Hi, I trained a model, and want to use it to predict in a eval and no_grad model. Strangely, I got different results if I feed the same data to the model twice. Here is the code snipper:
for data in generator:
left = data['left']
right = data['right']
print('is training': self.model.training)
data1 = self.model(left, right)
data2 = self.model(left, right)
data2 = self.predict(data2)
print(abs((data1-data2) >= 0.00001).double().sum())
and the output is like:
is training: False
tensor(10878., device=‘cuda:0’, dtype=torch.float64)

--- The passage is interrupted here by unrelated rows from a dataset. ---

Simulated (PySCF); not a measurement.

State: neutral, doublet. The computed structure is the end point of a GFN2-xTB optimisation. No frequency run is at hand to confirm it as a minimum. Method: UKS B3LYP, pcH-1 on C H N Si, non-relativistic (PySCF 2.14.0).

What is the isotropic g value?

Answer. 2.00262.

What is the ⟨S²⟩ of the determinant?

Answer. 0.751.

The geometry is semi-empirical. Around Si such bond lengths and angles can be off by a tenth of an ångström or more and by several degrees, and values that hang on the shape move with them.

is there any idea to debug the problem ?
Small numerical mismatches are expected due to the limited numerical precision.
In your code it also seems the
abs should be applied on the subtraction, not the comparison, so you might want to fix it.
Thank you for your time.
Yes, you are right, the abs should be applied on the subtraction.
I traced the code and find that the difference came from the ConvTransposed2d module:
x1 = copy.deepcopy(x)
x1 = self.conv(x1)
x = self.conv(x)
self.conv = nn.ConvTranspose2d(in_channels, out_channels, bias=False, **kwargs)
and the output looks like:
baseicconv: tensor(158545, device=‘cuda:0’)
If, as you said, the small numerical mismatches are expected, it should be always non-zero. However, as far as I know, the difference happens occasionaly:
PS: I found when set the batch-size to 1, there is no such a problem.